Use the packaged helper for these checks when possible:
${TAO_SKILL_BANK_PATH:-~/tao-skills-external}/scripts/check_tao_launch_preflight.py \
--platform local-docker \
--container-image "<selected-image>" \
--path train_annotation=/abs/path/to/annotations.json \
--path train_media=/abs/path/to/media
For a remote Docker daemon, use the remote-docker platform and pass or export
DOCKER_HOST. The helper verifies remote GPU/runtime readiness and checks
remote-host dataset paths through read-only bind mounts:
${TAO_SKILL_BANK_PATH:-~/tao-skills-external}/scripts/check_tao_launch_preflight.py \
--platform remote-docker \
--docker-host ssh://user@gpu-host \
--container-image "<selected-image>" \
--gpu-smoke-image ubuntu:22.04 \
--path train_annotation=/remote/data/train/annotations.json \
--path train_media=/remote/data/train
The --path values above must exist on the remote Docker host. Do not pass
paths that exist only on the local laptop or Codex host.
Multi-GPU and multi-node
Multi-node is not supported on local Docker. One job runs on the local Docker daemon’s host with no cross-host coordination.
Multi-GPU on the local host is supported via the NVIDIA Container Toolkit’s --gpus flag (--gpus all or --gpus '"device=0,1,2,3"'). DockerSDK.create_job(gpu_count=N) plumbs through to --gpus. Single-host distributed init uses localhost; torchrun --nproc-per-node=N or PyTorch DDP work as usual.
Backend Details
Use the SDK backend value local-docker. The local backend schema has no extra
backend details, so most routing is controlled by environment and job
parameters:
{
"backend_type": "local-docker",
"num_gpu": 1
}
Following the Brev SDK design, platform/control-plane values stay in SDK
state and Docker labels. The SDK does not inject BACKEND, HOST_PLATFORM,
MONGOSECRET, DOCKER_HOST, or DOCKER_NETWORK into the training container.
Container Execution
The TAO SDK local Docker handler starts containers through the Docker Python client:
- Backend job name uses the
tao-job-<job_id>form used by SDK handlers. - Command is usually
["/bin/bash", "-c", "<job command>"]. - Containers run detached. The SDK keeps containers by default so status and
logs remain inspectable, unless
DOCKER_AUTO_REMOVE=true. /dev/shmis mounted as tmpfs.- The configured Docker network is applied by the Docker daemon for the job container; it is not passed through as a process environment variable.
- Existing containers with the same job id are stopped and removed before a replacement starts.
For GPU access, the handler auto-detects the host type:
- Tegra or Jetson hosts use
runtime="nvidia"plusNVIDIA_VISIBLE_DEVICESandNVIDIA_DRIVER_CAPABILITIES=all. - Standard x86 hosts use Docker
device_requestswith GPU capabilities.
If num_gpus is 0, no GPUs are assigned. If num_gpus is -1, all visible
GPUs are requested. Prefer explicit GPU counts for shared development machines.

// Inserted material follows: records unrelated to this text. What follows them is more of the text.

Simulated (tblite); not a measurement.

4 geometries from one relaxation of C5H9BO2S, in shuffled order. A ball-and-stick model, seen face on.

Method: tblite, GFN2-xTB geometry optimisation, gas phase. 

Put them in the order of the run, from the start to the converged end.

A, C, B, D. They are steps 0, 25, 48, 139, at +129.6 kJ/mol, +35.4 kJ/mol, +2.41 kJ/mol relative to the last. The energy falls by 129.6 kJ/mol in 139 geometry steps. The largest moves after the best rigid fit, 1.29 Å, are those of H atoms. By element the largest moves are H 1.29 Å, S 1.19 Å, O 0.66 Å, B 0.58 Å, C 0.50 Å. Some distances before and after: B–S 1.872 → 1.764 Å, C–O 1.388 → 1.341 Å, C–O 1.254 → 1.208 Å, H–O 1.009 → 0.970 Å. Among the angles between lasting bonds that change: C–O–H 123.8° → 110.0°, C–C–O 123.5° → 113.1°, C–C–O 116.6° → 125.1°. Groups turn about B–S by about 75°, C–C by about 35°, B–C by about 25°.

When explicit device ids are available, prefer them over count-only selection
on shared machines so the launch does not steal GPUs occupied by other tasks.
Storage
Local Docker accepts local and file:// paths because the container runs on the
same Docker host. Make sure every path in the spec is either:
- mounted into the container by the handler or surrounding service,
- reachable from inside the container already, or
- a cloud URI with matching credentials.
For remote/shared filesystems, prefer the platform that owns that filesystem.
For example, use SLURM plus lustre:///... for Lustre paths on a cluster.
Monitoring
- The SDK handler maps Docker container state directly: created -> Pending, running/restarting -> Running, paused -> Paused, exit code 0 -> Complete, nonzero exit -> Error.
- Logs come directly from the named container through the Docker Python client
(
docker logs tao-job-<job_id>).
If the container has exited, died, is being removed, or cannot be found, status reconciliation treats the backend process as terminated.
Cancellation
Cancellation stops the named container. GPU ownership is managed by Docker / the NVIDIA runtime, not by TAO Core’s local GPU manager.
Optional: via the TAO SDK
If you want Job handles, S3 I/O wrapping via the SDK’s script_runner, or
durability across sessions:
from tao_sdk.platforms.docker import DockerSDK
sdk = DockerSDK() # reads DOCKER_HOST, NGC_KEY, S3 creds from env
job = sdk.create_job(
image='nvcr.io/nvidia/tao/tao-toolkit:6.26.3-pyt',
command='dino train -e /tmp/spec.yaml',
gpu_count=1,
inputs={'/data/train.json': 's3://bucket/coco/train.json'},
outputs=['/results/'],
)
status = sdk.get_job_status(job.id)
logs = sdk.get_job_logs(job.id, tail=200)
This wraps the same docker run invocation under a Job handle and routes
the entrypoint through script_runner so inputs/outputs get downloaded
from / uploaded to S3 automatically. If you don’t need those, just use
docker run directly — no SDK install required.
Failure Modes
Docker client not initialized: Verify the Docker Python package is installed,
set DOCKER_HOST if you are not using the default local socket, and confirm the
process can talk to the daemon.
GPU assignment failed: Requested GPUs are unavailable, the NVIDIA Container
Toolkit is not configured, or the Docker daemon cannot create GPU device
requests. Use fewer GPUs, wait for another job to finish, or verify
docker run --gpus ... works on the host.
Image pull auth failed: Set a valid NGC_KEY for private nvcr.io images
or run docker login nvcr.io -u '$oauthtoken' on the Docker host.
Container exited unexpectedly: Check docker logs tao-job-<job_id>, the
configured DOCKER_NETWORK, and the command produced by the SDK action runner.
Path missing inside container: A local path on the host is not necessarily mounted into the job container. Use a path convention supported by the action runner or configure an explicit volume through the surrounding service.